Question

The area of the parallelogram determined by A = 2i+j-3k and B 12j-2K is approximately:
a. 43 b. 56 c.38 d.74

Answer 1

Correct question:

To find the area of the parallelogram whose adjacent sides are determined by $\vec{A} = 2i + j -3k$ , and $\vec{B}= 12j -2k$ .

Theory :

if $\vec{A}$ and $\vec{B}$ represent the adjacent sides of a parallelogram , then its area is given by ;

Area of parallelogram = | A × B|

Solution :

★ Given :

$\vec{A} = 2i + j -3k$ and

$\vec{B}= 12j -2k$

$\vec{a} \: \times \vec{b}$

= i(-2+36) -j ( -4) +k (24)

= 34i +4j +24k

$| \vec{a} \: \times \vec{b} \: | = \sqrt{34 {}^{2} + 4 { }^{2} + 24 {}^{2} }$

$= \sqrt{1748}$

$= 41.80$

therefore , Area of parellogram = 43 square units ( approximately )
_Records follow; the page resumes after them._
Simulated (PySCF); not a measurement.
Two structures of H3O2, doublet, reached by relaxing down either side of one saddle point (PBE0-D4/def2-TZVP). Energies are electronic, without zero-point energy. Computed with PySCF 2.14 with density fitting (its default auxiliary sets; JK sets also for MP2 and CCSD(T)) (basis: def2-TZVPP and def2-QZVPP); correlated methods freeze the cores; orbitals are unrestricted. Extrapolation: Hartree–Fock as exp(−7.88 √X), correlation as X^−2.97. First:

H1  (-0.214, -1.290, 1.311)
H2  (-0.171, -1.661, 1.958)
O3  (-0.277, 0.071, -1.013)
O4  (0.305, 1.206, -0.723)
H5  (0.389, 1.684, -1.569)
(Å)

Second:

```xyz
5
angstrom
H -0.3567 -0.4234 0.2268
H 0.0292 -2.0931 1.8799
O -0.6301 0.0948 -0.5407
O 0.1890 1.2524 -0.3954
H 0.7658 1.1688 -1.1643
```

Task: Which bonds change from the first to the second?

so the correct option is a) 43 sq units .

______________________

More formulas:

if diagonals of a parallelogram, d1 and d2 are given then ,

Area of parallelogram =$\frac{1}{2}$|d1 × d2|

Answer 2

Correct question:

The area of the parallelogram determined by $\vec{a}=2\hat{i}+\hat{j}-3\hat{k}$ and $\vec{b}=12\hat{j}-2\hat{k}$ is approximately:

• A. 43
• B. 56
• C. 38
• D. 74

Answer:

$\large\boxed{\sf{(A)\;43\;sq.\;units}}$

Explanation:

Given that there are sides of paralleolgram reprsented by vectors,

$\vec{a}=2\hat{i}+\hat{j}-3\hat{k}$

and

$\vec{b}=12\hat{j}-2\hat{k}$

Now, we have to find the area of paralleolgram.

But, we know that, area of paralleolgram is given by modulus of their cross product of sides in vector form, i.e., $\bold{|\vec{a}\times\vec{b}|}$

Now, we have to find the cross product of the given vectors.

Also, we know that, in cross product,

• $\hat{ i } \times \hat{ i } = \hat{ j } \times \hat{ j} = \hat{ k } \times \hat{ k } = 0$
• $\hat{i } \times \hat{ j } = - ( \hat{j } \times \hat{ i} )= \hat{ k }$
• $\hat{j } \times \hat{k } = - ( \hat{ k } \times\hat{j }) = \hat{ i }$
• $\hat{ k } \times \hat{ i} = - (\hat{ i } \times \hat{ k }) = \hat{ j }$

On calculation, we will get,

$\vec{ a } \times \vec{ b } = 34\hat{ i } + 4\hat{ j } + 24\hat{ k }$

$\red{Note:-}Refer\;to\;the\; attachment.$

Therefore, we will get,

$= > | \vec{a } \times \vec{ b} | = \sqrt{ {(34)}^{2} + {(4)}^{2} + {(24)}^{2} } \\ \\ = > | \vec{a } \times \vec{ b} | = \sqrt{1156 + 16 + 576} \\ \\ = > | \vec{a } \times \vec{ b} | = \sqrt{1748} \\ \\ = > | \vec{a } \times \vec{ b} | = 41.80$

Thus, we have required area nearest to 41.80.

Hence, the correct option is (A) 43 sq. units